The CALIS Procedure

Gradient, Hessian, Information Matrix, and Approximate Standard Errors

Subsections:

Satorra-Bentler Sandwich Formula for Standard Errors
Multiple-Group Extensions
Testing Rank Deficiency in the Approximate Covariance Matrix for Parameter Estimates

For a single-sample setting with a discrepancy function $F=F(\bSigma (\bTheta ),\bmu (\bTheta );\mb{S},\mb{\bar{x}})$ , the gradient is defined as the first partial derivatives of the discrepancy function with respect to the model parameters $\bTheta$ :

$g(\bTheta ) = \frac{\partial }{\partial \bTheta } F(\bTheta )$

The Hessian is defined as the second partial derivatives of the discrepancy function with respect to the model parameters $\bTheta$ :

$H(\bTheta ) = \frac{\partial ^2 }{\partial \bTheta \partial \bTheta ^{\prime }} F(\bTheta )$

Suppose that the mean and covariance structures fit perfectly with $\bTheta =\bTheta _ o$ in the population. The expected information matrix is defined as

$I(\bTheta _ o) = \frac{1}{2} \mathcal{E}(H(\bTheta _ o))$

where the expectation $\mathcal{E}(\cdot )$ is taken over the sampling space of $\mb{S}$ and $\mb{\bar{x}}$ . Hence, the expected information matrix $I(\bTheta _ o)$ does not contain any sample values.

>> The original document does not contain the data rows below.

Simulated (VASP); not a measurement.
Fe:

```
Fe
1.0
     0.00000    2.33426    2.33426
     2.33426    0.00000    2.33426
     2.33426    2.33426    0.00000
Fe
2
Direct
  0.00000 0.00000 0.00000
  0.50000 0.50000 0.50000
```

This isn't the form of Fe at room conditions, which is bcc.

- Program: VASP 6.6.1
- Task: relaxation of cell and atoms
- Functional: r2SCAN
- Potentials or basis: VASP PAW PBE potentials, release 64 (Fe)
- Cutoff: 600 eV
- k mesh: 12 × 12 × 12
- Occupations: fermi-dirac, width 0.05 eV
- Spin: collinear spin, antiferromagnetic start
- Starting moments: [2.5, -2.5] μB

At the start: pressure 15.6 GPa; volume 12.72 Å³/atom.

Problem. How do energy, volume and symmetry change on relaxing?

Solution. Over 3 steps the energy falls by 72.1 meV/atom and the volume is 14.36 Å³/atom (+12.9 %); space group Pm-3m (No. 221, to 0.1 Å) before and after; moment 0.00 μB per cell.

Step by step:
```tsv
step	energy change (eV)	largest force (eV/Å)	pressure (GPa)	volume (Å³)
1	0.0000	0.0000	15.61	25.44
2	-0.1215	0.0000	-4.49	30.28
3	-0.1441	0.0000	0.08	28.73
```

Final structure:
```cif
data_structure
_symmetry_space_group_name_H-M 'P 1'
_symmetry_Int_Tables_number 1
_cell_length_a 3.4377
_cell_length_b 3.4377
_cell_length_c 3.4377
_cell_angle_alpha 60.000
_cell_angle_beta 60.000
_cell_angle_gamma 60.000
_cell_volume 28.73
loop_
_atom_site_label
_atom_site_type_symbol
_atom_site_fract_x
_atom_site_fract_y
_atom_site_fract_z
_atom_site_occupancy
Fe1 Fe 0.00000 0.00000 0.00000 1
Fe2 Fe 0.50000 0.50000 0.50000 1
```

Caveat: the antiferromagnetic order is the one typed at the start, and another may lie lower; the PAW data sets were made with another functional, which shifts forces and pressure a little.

The expected information matrix plays a significant role in statistical theory. Under certain regularity conditions, the inverse of the information matrix $I^{-1}(\bTheta _ o)$ is the asymptotic covariance matrix for $\sqrt {N}(\hat{\bTheta }-\bTheta _ o)$ , where N denotes the sample size and $\hat{\bTheta }$ is an estimator.

In practice, $\bTheta _ o$ is never known and can only be estimated. The information matrix is therefore evaluating at the sample estimate $\hat{\bTheta }$ and is denoted as

$I(\hat{\bTheta })$

This is the information matrix that PROC CALIS displays in the output.

For a sample of size N, PROC CALIS computes the estimated covariance matrix of $\hat{\bTheta }$ by

$((N-1)I(\hat{\bTheta }))^{-1}$

It then computes approximate standard errors for $\hat{\bTheta }$ as the square roots of the diagonal elements of this estimated covariance matrix. This formula is based on the expected information and is the default standard error method (INFORMATION=EXP ) for the ML, MLSB, GLS, and WLS estimation methods.

In contrast, by default the FIML estimation method computes standard error estimates based on the so-called observed information matrix (INFORMATION=OBS ), which is defined as

$I_{\mathit{obs}}(\bTheta _ o) = \frac{1}{2} H(\bTheta _ o)$

The critical difference between $I(\bTheta _ o)$ and $I_{\mathit{obs}}(\bTheta _ o)$ is that the latter does not take the expectation of $H(\bTheta _ o)$ over the distribution of sample statistics. Kenward and Molenberghs (1998) show that the use of the expected information leads to biased standard errors when the missing data mechanism satisfies only the missing at random (MAR; see Rubin 1976) condition but not the missing completely at random (MCAR) condition. Under the MAR condition, the observed information matrix is the correct choice. Because the FIML estimation is mostly applied when the data contain missing values, using the observed information by default is quite reasonable.

In practice, the observed information is computed by

$I_{\mathit{obs}}(\hat{\bTheta })$

and the estimated covariance matrix of $\hat{\bTheta }$ is given by

$((N-1)I_{\mathit{obs}}(\hat{\bTheta }))^{-1}$

However, PROC CALIS does not compute $I_{\mathit{obs}}(\hat{\bTheta })$ analytically. It computes $I_{\mathit{obs}}(\hat{\bTheta })$ by the finite-difference method based on the analytic formulas of the first-order partial derivatives of F.

Finally, PROC CALIS does not compute standard errors when you use the ULS and DWLS estimation methods.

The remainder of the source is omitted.